Coined the “Miranda rights” from the 1966 Supreme Court Case, nearly everyone has heard the rights that the Fifth Amendment of the U.S. Constitution provides them.
However, hearing these rights and understanding them are two entirely different things. These rights are critical for anyone facing a criminal charge. So, here is a closer look at the Miranda rights and how they actually work.
What are your Miranda rights?
The Fifth Amendment of the Constitution gives individuals the right to:
- Remain silent to avoid incriminating themselves
- Have an attorney present during questioning or trial
- Not be tried more than once for the same offense
Kentuckians have probably heard many characters on crime dramas read individuals their Miranda rights when they arrest them. But these scenes are not always accurate.
When do police have to read you your rights?
Law enforcement officers are only required to read someone their Miranda rights if their situation meets two conditions:
- The individual is in police custody
- The police are going to question the individual
- Police must read Miranda rights to someone arrested under suspicion of drug trafficking they are about to interrogate.
- Police do not have to read someone their Miranda rights when they pull them over suspecting drunk driving.
Myth: If the police do not read you your rights, the charges are dismissed
This is one of the most common misconceptions about Miranda rights. It is not true that charges against an individual are dropped because a police officer did not read them their Miranda rights.
However, the individual’s answers are inadmissible in a trial if the police do not read someone their rights when they should. And prosecutors cannot use the individual’s statements against them.
Understanding your rights is essential
The police might not have to read individuals their Miranda rights in every situation. However, anyone facing even the risk of a criminal charge can—and should—use their rights to their advantage.
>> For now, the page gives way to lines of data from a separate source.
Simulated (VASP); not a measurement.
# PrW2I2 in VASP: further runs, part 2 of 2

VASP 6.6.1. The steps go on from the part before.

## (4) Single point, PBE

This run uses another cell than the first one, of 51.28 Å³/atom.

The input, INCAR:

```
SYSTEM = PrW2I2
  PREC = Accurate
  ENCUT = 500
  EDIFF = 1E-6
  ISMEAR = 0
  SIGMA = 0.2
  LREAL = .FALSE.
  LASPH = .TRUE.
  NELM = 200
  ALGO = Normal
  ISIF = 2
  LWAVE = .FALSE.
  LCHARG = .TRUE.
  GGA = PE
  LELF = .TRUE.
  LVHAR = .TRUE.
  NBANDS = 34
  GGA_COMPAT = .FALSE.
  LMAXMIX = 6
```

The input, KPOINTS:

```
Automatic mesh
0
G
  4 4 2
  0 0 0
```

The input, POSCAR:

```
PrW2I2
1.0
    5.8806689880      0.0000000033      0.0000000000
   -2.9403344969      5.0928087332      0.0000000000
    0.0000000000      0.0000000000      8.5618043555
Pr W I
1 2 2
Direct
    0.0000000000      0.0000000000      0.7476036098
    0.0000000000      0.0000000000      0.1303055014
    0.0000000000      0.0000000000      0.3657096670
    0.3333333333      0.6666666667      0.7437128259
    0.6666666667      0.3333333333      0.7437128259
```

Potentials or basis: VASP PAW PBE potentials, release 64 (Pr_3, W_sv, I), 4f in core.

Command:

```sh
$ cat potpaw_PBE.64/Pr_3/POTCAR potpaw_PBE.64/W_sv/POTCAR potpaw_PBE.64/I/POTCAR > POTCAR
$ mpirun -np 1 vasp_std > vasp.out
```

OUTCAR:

So, even though police do not have to read someone their Miranda rights in a traffic stop, individuals still have the right to avoid incriminating themselves. Individuals might have to provide general information about themselves to police, but they do not have to answer any questions.
Remembering these rights is crucial for all Kentuckians. It can help individuals protect themselves when speaking with law enforcement, regardless of their situation.